The global economic picture seems murkier than at any time since the height of the Great Financial Crisis in late 2008 and early 2009, with lots of questions and few clear answers about a host of risks. These range from turmoil in the Middle East (Libya has already been removed from the oil equation), the Chinese assault on inflation and a never-ending fiscal crisis in peripheral Europe to the Japanese recovery from its triple disasters and a U.S. economy being taken off the life support provided by a steady drip of fiscal and monetary stimulus.

Adding to the fun on Friday were fears that the U.S. government might have to close for business for the first time in 15 years over Washington's peculiar brand of budget politics. This last item was finally enough to toss U.S. equity investors off the wall of worry they had been happily climbing for weeks. The prospect of busloads of securities regulators being laid off for lack of funds was obviously trumped by concerns that Wall Street's deal makers wouldn't be able to find a body to rubber-stamp their latest market offerings.

By contrast, Canadian stocks rose for the fourth consecutive week, buoyed by higher oil and gold prices. It's the kind of divergence that underscores the case for an internationally diversified portfolio, argues Pankaj Ghemawat, a professor at IESE Business School in Barcelona and an expert on global trade and investment. Yet the truth is that investors remain more tethered to their home markets than ever, despite all the fanfare about global capital flows and fast-growing emerging markets.
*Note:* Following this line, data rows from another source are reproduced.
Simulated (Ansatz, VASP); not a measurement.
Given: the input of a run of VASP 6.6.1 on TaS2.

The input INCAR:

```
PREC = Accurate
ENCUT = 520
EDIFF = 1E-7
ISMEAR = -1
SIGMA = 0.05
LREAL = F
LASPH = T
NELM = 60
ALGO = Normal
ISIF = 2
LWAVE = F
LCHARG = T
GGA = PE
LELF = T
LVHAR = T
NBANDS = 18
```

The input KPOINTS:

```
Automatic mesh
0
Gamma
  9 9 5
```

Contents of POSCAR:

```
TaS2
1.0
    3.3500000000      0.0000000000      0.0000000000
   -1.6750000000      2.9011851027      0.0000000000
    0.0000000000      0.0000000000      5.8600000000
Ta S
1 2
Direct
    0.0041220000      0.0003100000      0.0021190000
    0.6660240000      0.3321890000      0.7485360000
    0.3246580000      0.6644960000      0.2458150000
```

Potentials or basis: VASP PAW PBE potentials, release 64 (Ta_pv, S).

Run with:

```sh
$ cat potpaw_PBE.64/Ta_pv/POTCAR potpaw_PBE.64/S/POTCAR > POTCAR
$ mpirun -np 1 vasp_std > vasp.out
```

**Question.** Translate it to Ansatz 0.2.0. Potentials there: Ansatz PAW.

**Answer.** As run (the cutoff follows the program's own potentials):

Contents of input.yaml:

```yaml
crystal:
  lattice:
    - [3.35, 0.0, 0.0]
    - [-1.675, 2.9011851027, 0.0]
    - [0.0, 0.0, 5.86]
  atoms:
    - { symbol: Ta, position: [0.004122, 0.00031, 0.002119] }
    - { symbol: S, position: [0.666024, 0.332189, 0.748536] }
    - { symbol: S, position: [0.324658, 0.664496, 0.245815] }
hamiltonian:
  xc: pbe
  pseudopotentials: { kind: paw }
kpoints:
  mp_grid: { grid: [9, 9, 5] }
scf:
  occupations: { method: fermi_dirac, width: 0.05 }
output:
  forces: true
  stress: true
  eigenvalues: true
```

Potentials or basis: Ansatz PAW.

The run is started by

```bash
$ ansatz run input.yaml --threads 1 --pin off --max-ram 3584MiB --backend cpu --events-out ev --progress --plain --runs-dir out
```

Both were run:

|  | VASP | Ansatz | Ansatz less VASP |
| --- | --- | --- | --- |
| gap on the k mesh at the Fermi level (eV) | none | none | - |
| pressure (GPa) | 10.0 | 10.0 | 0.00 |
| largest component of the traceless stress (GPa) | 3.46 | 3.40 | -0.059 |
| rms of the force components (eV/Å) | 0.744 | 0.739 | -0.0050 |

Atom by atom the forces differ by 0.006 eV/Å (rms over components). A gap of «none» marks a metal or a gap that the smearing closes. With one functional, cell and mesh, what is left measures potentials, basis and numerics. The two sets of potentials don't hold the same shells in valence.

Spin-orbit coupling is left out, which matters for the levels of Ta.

Research shows that no more than about one-fifth of equities in various global markets were in the hands of foreign investors before the financial crisis struck. And the cross-border ownership of debt did not exceed 35 per cent. Those numbers have obviously fallen since the global downturn, Prof. Ghemawat says. "Our best attempt to work through the data suggests that on average around the world, about 20 per cent of portfolio holdings are in companies other than ones headquartered in one's own country."

That's too low, based on standard theoretical models. Economists have churned out dozens of learned papers seeking to explain the enduring home bias of investors. Fortunately, Prof. Ghemawat has plowed through most of them, sparing us the task. "Every couple of months some finance study announces that the home bias mystery has been solved. Yet it is still a mystery."

It's not surprising that Prof. Ghemawat would be such a strong advocate of investor diversification abroad. After all, we're talking about an Indian-born Harvard grad who teaches global strategy in Barcelona and happily invests in major Spanish banks like Santander, which he says has been unfairly lumped together by investors with the small savings banks, or cajas, that are the source of the country's banking miseries.

I rhyme off a lengthy list of other worries that seem scary enough to convince any investor to steer clear of foreign markets, especially those that may not place a high priority on protecting their interests. When people dump their riskier bets, the first to go typically include those outside their home turf and denominated in increasingly volatile foreign currencies.

"Every place has its dangers," he acknowledges, citing Japan's nuclear woes, the European debt crisis and the massive U.S. deficit, among other issues with no easy solution. He guesses, correctly, that foreign diversification for most Canadians means owning U.S. funds or a handful of American corporate bonds or stocks.

"I would suspect that there's probably some reason [for Canadians]to think about diversifying a bit more broadly," he says. "It's worth thinking about the fundamentals of that economy. If I were a foreign investor in the U.S., I would worry about the fact that, while nobody can predict future exchange-rate movements, there is a clear incentive problem there."

That incentive is to depreciate the U.S. currency over time and thus alleviate its debt burden, warns Prof. Ghemawat, author of a forthcoming book, World 3.0, on why the global economy isn't quite as global as people think.

"To say the world is a frightening place and it's very hard to predict things like what's happening in the Middle East and North Africa, well that is unsystematic risk. And that's exactly what diversification is supposed to iron out. I don't find 'countries are prone to sudden shocks' a compelling argument for home bias, unless we assume there are some systemic effects associated with those shocks."

The idea that diversification could afford some shelter from the storms didn't work all that well during the financial crisis. "There are things that are large enough to overwhelm anything else," Prof. Ghemawat acknowledges. "But the question is: Are you going to go with the strategy that works well most of the time or a strategy that doesn't work any of the time?"